I’ve got to admit that probably the thing I love the most about Montreal is that I can get pretty much ANY ingredient I need for any kind of dish that comes into my mind. There is always a shop or market that carries ripe avocados, there are several Latin American shops where I can get tomatillos, Peruvian ají and rocoto, all sorts of Mexican chillies, piloncillo/panela….Asian stores where you can get lemongrass and galangal or cilantro with its roots still attached etc. etc. etc. I love the food culture here. Montrealers are not only open to foreign cuisine but rather LOVE foreign and exotic restaurants, and shops and markets do an extraordinary job to carry all sorts of produce and products from all over the world. I always feel kind of sorry for the people working at the cashier because they rarely know what it is I’ve carried to their checkout counter and always have to ask in order to press the right button in order to be able to weigh it.

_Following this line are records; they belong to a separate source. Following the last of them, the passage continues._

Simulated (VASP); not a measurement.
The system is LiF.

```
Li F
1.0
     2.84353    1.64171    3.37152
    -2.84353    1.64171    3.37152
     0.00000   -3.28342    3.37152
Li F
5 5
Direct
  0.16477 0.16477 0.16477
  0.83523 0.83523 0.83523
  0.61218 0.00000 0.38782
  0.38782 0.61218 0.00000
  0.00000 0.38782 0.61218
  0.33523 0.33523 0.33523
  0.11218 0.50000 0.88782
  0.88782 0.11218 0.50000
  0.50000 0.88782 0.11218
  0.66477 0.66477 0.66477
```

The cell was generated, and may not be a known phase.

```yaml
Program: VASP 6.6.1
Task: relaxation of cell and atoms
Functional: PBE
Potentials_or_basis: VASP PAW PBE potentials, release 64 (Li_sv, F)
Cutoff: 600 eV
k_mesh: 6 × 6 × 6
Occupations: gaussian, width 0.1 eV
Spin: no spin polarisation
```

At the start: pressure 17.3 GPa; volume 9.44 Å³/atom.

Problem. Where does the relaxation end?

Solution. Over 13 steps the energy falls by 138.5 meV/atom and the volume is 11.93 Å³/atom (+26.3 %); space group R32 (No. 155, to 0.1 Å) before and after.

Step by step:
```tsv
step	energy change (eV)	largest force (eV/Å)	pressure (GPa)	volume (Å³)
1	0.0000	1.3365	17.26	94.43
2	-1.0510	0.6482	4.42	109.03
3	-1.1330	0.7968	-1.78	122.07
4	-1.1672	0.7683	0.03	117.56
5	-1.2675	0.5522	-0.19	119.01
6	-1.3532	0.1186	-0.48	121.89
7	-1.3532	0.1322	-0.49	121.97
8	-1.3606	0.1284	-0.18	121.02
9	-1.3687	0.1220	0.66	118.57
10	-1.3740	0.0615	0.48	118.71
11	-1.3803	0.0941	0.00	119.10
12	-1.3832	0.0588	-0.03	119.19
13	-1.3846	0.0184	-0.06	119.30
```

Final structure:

For these huevos divorciados you won’t need any fancy ingredients though. The only “special” ingredient you will need are tomatillos for the Salsa Verde. You might have to resort to canned tomatillos if your stores are less adventurous. The Homemade Mexican Salsa, the red one, is made with easy to find ingredients.
- Salsa Verde
- Homemade Mexican Salsa (link to recipe in post text above)
- 8 tortillas
- 8 eggs
- 1-2 avocado
- Heat a very large pan over medium heat.
- Heat a small pan over medium heat.
- Once very, very hot, add a litte bit of high-smoke point oil, such as avocado oil, to the large pan and move around to cover the whole bottom. Once oil is hot (about 30 seconds), add 4 eggs (try to keep them separate).
- Add 1 tortilla to the small dry pan and warm up 30 seconds on one side, 30 on the other and place on a plate. Repeat until all tortillas have been warmed up and placed on plates. Don't forget to check on the eggs.
- Add 2 warmed up tortillas to each plate, cover one with Salsa Verde and one with Homemade Mexican Salsa.
- Place one ready fried egg on top of each salsa covered tortilla. Repeat step 3.
- Serve with 1/4 to 1/2 avocado per plate, salt and pepper to taste and garnish with finely chopped fresh cilantro.